Presented by Rod Cope, CTO, Founder, OpenLogic
Hadoop and HBase make it easy to store terabytes of data, but how do you scale your search mechanism to sift through these mountains of bits and retrieve large result sets in a matter of milliseconds? Solr sharding and careful index creation made these requirements come to life in our production environment. Come see how we handle millions of rapid fire queries from dozens of parallel search clients against many terabytes of data while addressing high availability through load balancing and replication.
Presented by Ching-hsien Wang, Smithsonian Institution
The Smithsonian Institution has created a one-stop search center for its diverse object collections from 40 databases of libraries, archives and museums. Using Solr, this search center currently indexes five million documents & records, and supports faceted searching and navigation. This presentation will demonstrate the functions of the system, describe the overall system architecture and highlight operational and work flow issues in maintaining and supporting the system.

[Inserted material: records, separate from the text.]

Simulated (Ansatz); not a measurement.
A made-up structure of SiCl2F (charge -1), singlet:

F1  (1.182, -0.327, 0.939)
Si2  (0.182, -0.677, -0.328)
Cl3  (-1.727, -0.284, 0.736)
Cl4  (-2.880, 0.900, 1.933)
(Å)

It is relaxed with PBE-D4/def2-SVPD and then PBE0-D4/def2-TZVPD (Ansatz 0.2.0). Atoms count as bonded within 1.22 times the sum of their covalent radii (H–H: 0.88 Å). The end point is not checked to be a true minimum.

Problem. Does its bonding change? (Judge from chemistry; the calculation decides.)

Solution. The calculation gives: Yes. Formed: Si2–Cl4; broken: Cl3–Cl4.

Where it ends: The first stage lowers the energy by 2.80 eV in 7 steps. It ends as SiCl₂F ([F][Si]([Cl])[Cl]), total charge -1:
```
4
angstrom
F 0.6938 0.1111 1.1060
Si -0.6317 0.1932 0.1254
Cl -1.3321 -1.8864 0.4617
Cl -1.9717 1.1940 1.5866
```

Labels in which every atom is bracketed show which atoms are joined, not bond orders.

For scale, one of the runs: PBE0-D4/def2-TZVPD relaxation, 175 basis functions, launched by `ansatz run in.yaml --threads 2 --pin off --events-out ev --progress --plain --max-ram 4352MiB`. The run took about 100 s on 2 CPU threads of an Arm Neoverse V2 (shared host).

Presented by Peter Wolanin, Acquia
Drupal is a robust, free and open-source content management system that is becoming an ever more popular tool for building enterprise websites. The Apache Solr Search Integration module for Drupal allows you to integrate Solr functionality into a Drupal site with no additional coding. The module manages and display many facets including taxonomy, content types, authors, and dates, provides options for boosting search results, and sends queries to the "more like this" handler to provide content recommendation. Using this module as a basis, you can make additional customizations or use additional sub-modules for even more functionality, such as indexing file attachments.
Presented by Grant Ingersoll, Lucid Imagination
The NoSQL movement has been gaining steam for some time now, due to it's focus on addressing certain database misgivings. Ironically, search has been "no sql" since before SQL even existed. In this talk, Lucene and Solr committer Grant Ingersoll will take a look at using Apache Lucene/Solr not only as a NoSQL solution, but a NoSQL solution with benefits.
Presented by Pascal Dimassimo, Open Text Corporation and Igor Radic, Open Text Corporation
Text analytics automatically extracts named entities, categories and sentiment from unstructured content; using this metadata as facets in Solr is the foundation of Semantic Navigation. Leveraging this set of facets into a flexible and scalable presentation framework allows for delivering highly relevant content to large audiences.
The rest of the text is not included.